Insurers challenged the amendment, asserting that it operated retroactively to the extent that it imposed unfunded liability on insurers in connection with future reopened claims made on policies finalized before the amendment’s effective date. The court rejected that position, ruling that even assuming that the amendment had retroactive impact to the extent it imposed unfunded liability costs on insurers under policies finalized before the amendment’s effective date, it was constitutionally permissible. The court reasoned that the closure of the fund did not impair any terms of the insurers’ contracts with their insureds. In the court’s view, the amendment “merely altered the allocation of costs” of reopened cases by removing an avenue for carriers to transfer those cases to the fund and then to pass assessments for the costs of those cases to their insureds.

At most, the court concluded, the insurers’ contracts with their insureds became “less profitable.”

“Global Reinsurance”

The court issued its third unanimous insurance decision on Dec. 14, in response to a question certified to it by the U.S. Court of Appeals for the Second Circuit. Global Reinsurance Corp. of America v. Century Indemnity Co., 30 N.Y.3d 508 (2017), was the first insurance decision by Judge Feinman since he joined the court.

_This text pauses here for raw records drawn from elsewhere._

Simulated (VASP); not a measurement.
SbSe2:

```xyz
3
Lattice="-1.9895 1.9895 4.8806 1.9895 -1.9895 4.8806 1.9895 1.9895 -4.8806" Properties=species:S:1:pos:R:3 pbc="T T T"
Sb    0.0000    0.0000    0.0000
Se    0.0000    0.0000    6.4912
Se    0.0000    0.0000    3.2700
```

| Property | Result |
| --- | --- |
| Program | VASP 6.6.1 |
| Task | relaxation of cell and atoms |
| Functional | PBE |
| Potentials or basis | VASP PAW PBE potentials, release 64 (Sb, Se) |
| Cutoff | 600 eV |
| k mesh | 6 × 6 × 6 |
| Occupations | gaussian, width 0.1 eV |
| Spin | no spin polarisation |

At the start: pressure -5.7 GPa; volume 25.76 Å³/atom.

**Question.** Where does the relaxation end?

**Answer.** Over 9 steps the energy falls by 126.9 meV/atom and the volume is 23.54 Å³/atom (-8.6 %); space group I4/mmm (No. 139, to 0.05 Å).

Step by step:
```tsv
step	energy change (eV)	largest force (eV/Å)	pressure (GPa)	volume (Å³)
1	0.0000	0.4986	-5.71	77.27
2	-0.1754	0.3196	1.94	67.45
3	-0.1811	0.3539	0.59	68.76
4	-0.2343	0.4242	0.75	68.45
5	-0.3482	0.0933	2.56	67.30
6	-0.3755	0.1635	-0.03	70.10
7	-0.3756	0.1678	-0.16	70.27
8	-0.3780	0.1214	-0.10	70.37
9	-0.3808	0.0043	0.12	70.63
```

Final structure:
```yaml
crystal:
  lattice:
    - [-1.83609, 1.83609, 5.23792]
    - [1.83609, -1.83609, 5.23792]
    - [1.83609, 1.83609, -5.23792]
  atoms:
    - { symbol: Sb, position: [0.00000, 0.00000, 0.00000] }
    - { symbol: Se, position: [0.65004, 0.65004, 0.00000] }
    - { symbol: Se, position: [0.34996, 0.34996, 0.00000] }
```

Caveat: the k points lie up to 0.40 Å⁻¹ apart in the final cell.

In this case, the Second Circuit asked whether, under the court’s decision in Excess Insurance Co. v. Factory Mutual Insurance, 3 N.Y.3d 577 (2004), a per occurrence liability cap in a reinsurance contract limited the total reinsurance available under the contract to the amount of the cap regardless of whether the underlying policy covered the reinsured’s expenses such as defense costs.

The court answered the certified question in the negative. It explained that reinsurance contracts were governed by the same principles that governed contracts generally and it held that New York law does not impose either a rule, or a presumption, that a limitation on liability clause necessarily caps all obligations owed by a reinsurer without regard for the specific language employed therein. Quoting from Knight-Ridder Broadcasting v. Greenberg, 70 N.Y.2d 151, 160 (1987), the court said that, despite language to the contrary in Essex, that decision was not controlling under the important appellate doctrine that principles of law “are not established by what was said, but by what was decided, and what was said is not evidence of what was decided, unless it relates directly to the question presented for decision.”

“Keyspan”

On March 27, the court issued its fourth unanimous insurance law decision, another by Judge Stein. KeySpan Gas East Corp. v. Munich Reinsurance America, Inc., 31 N.Y.3d 51 (2018), involved so called “long-tail” insurance claims, stemming from environmental contamination caused by manufactured gas plants owned and operated by the Long Island Lighting Company beginning in the late 1880s and early 1990s. LILCO’s successor, KeySpan Gas East Corporation, sought coverage for the costs of remediating the contamination under insurance policies that had been issued between 1953 and 1969.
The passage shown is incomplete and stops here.